For those readers not of the Apple generation, hold down the Alt key and press ‘J’ on your Mac keyboard and you get the ∆ symbol. ”In mathematical equations it’s used to show change” says guitarist/bassist Gwil Sainsbury who formed the band back in 2007 with vocalist, Joe Newman. Even their debut single ‘Tessellate’ is an ode to their favourite polygon; Newman croons “triangles are my favourite shape” along to a metronome beat and delicate keys.
Do not be fooled by all the pretension however, nor judge too harshly ‘Tessellate”s lyrical akin to Des’ree’s ‘Life’. I can tell you now that this album is exactly what it says it is: an awesome wave. It ebbs and flows with multilayered synths, hip-hop grooves and folk-pop melodies. It may sounds insane, but it works.
‘Breezeblocks’ is a lush slice of electronic poly-rhythms in which keyboardist Gus Unger-Hamilton and Joe Newham blend their vocals in a Gregorian chant to ”Please don’t go/I love you so”. There are also literary references hidden throughout and ‘Breezeblocks’ apparently references ‘Where the Wild Things Are’ by liking someone so much you want to hurt them. ‘Fitzpleasure’, the usual crowd pleaser when played live, references Hubert Selby Jr.’s ‘Last Exit To Brooklyn’, the “Tralala”s sung at the track’s climactic bass drop are not there because they have run out of lyrics, but are in honour of the novel’s tragic prostitute named Tralala. Even ‘Matilda’ is named after Natalie Portman’s charater in Luc Besson’s ‘Léon’ and it is a track that packs a punch with the most sparing of musical ammo: simple keys accompanying subtle, graceful vocals.
As cerebral a record as the album’s brainy cover suggests, it is also a solid, summer record. Alt-J demonstrate the same ability that bands like Fleet Foxes and Wild Beasts have found fortune with – by making intricate, durable melodies with heartfelt harmonies that have a cross-generational draw. It’s a hard nut to crack but this album has enough stamina to stand up to replays. Tracks are well-paced, steering in and out of each other dexterously but each one as individual and well formed as the next and revealing more technical depth on each listen.
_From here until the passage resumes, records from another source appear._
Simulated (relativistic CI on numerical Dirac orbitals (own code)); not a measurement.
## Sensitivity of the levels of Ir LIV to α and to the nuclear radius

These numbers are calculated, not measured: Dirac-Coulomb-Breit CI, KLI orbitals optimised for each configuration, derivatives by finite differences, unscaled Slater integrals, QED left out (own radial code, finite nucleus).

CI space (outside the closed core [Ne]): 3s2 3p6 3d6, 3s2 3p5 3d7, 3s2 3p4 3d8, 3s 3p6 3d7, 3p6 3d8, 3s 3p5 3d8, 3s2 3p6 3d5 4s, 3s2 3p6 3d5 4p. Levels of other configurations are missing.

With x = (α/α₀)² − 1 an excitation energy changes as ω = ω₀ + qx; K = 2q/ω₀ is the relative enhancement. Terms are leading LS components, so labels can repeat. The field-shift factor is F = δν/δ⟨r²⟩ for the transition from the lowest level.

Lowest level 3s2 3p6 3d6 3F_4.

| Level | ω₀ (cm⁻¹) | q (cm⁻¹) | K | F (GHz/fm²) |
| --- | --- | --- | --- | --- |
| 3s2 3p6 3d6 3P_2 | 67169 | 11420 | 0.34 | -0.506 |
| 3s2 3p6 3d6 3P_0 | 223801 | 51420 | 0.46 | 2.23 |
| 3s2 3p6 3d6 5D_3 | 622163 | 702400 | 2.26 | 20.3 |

Alt-J deliver a range of musical styles with an idiosyncratic ease. There are bluesy twangs on ’Dissolve Me’, spilling out over sweeping synths and ‘Something Good’ showcases Thom Green’s playful, parade-like drums on the eccentric edge of a fantastic folk-pop track. ‘Taro’ moulds Gwil Sainsbury’s tricky fretwork around Bhangra-like rhythms and blends into plucking violin strings and undulating synths. As incredibly adept as each musician is, one never outweighs the other and instead they balance their sound from moment to moment into a soothing body of music.
Playing at Latitude and Bestival this year, the band’s strong live performance is also worth noting; I would advise getting to know this album now, so you can practice the singalong harmonies later.